They leave Finland because of poor employment opportunities and future prospects. This has been happening for a long time. Finns were moving to North America 100 years ago and to Sweden after World War II – in both cases because growing economies needed factory workers.
The difference with today’s migrants is they are better educated and leaving a welfare state that ranks as one of the best places to live in the world according to most indices. The likelihood of them returning has nevertheless fallen sharply. Why?
I conducted a survey of Finns living abroad aged 20 to 40 along with the Helsinki-based journalist Johannes Niemeläinen. Of 799 survey respondents, only 19 per cent saw returning as a likely option. This was down more than 20 percentage points on a 2006 survey, which had also included retirees who had settled abroad. When we compared only 20 to 40-year-olds, the decline was even sharper.
This comes at a time when working-age emigration from Finland has steadily increased. The net loss of about 2,000 citizens in 2015 was almost four times that of 2009, and over half were university educated. Interestingly, the majority of leavers were women. Put together, we are talking about a case of brain drain that could have severe consequences.
The broken circle
A recent study of international perceptions of Finns working abroad found them to be highly adaptable, linguistically talented and sought after. The Finnish welfare state clearly provides its citizens with the skills and education to make it in the world.
The government’s logic has long been that a well-trained, healthy workforce will return the favour later in life. Emigrants are supposed to come home with broader minds and international experience and contacts, to the benefit of the economy as a whole. All countries become embedded in the global economy one citizen at a time, goes the thinking.
But why would they go back? The cracks in Finland’s supposed virtuous circle are all too apparent. The country attracts fewer immigrants from elsewhere in the EU than its Scandinavian peers. Even Helsinki does not keep up with the competition, with the number of highly educated 30 to 34-year-olds in decline. In other northerly capitals such as Copenhagen, Stockholm and London, the opposite is the case.

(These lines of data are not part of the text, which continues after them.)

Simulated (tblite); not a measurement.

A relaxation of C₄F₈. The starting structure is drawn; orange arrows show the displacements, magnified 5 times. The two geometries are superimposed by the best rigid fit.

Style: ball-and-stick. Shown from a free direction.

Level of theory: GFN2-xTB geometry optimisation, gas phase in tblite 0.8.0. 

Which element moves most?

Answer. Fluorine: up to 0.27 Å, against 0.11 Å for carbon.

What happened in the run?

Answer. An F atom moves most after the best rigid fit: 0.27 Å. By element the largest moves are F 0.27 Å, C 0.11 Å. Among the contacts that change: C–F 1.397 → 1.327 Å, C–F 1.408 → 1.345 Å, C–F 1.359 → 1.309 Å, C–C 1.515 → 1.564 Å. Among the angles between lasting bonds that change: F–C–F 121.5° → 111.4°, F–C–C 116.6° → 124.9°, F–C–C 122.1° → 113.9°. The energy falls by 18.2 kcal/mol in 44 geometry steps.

Finland’s problem is not directly comparable to the mass migrations of workers in the past, driven by vast demographic, political and economic upheaval from the likes of the world wars. It is also not the same as the ongoing worldwide migration that we see from poorer to better off countries – which sadly now includes the likes of Spain and Greece.
Instead, it speaks to larger structural changes in the postwar welfare state. Everything from retiring baby boomers to the rising cost of healthcare to the economic crisis have forced the Finnish state to cut back. The damage to the economy and the education system has encouraged young people to move abroad.
Several high-profile academics have left Finland in protest at the circa €500m (£439m) cuts to higher education. Echoing this, we found that the likelihood of emigrants returning is down most sharply among PhD holders – a decrease of 36 percentage points since 2006. These academics tended to point to a direct correlation between cuts to education and their attitude to working in Finland. With other sectors, we found the same kind of attitudes.
This illustrates that in the end, the question of returning home boils down to employment. And as Finland celebrates 100 years of independence, most respondents felt that the experience they have acquired abroad won’t translate into better employment back home.
The greater threat
Small welfare states like Finland are more dependent on their educated workforce than more market-driven countries. If they don’t educate enough new people or recruit them from elsewhere, it will create structural problems for the welfare economy such as the loss of foreign investment.
And in a system that is heavily funded by the central government, cutbacks affect everyone much more than in a country where government spending is more concentrated on the poorest. This increases the chances of the most talented people leaving, which in turn risks undermining the country’s networks of knowledge and productive social relationships – often described as social capital. This forms the foundation of the whole welfare regime and acts as a buffer against external shocks, so there is a risk of system-wide effects.
Coupled with further pressure on the welfare state from the ageing population, these developments have the potential to spiral irreversibly. We can liken this to oil leaking from an engine: it does not affect the machinery immediately, but over time it could damage it beyond repair.
What then is the solution? In 16 follow-up interviews, we found our young professional respondents remained tremendously proud of the Finnish welfare regime and worried about it. They might have been drawn overseas, but they still very much believed in the system from which they had come.
This points to the possibility of new forms of solidarity and welfarism that might yet somehow benefit countries like Finland. Tapping into this requires thinking beyond the nation state, create new transnational welfare regimes either by reaching out to emigrants or by cooperating with similar countries. This would of course be a radical shift. It may be necessary to prevent this brain drain problem from turning into a full-blown catastrophe.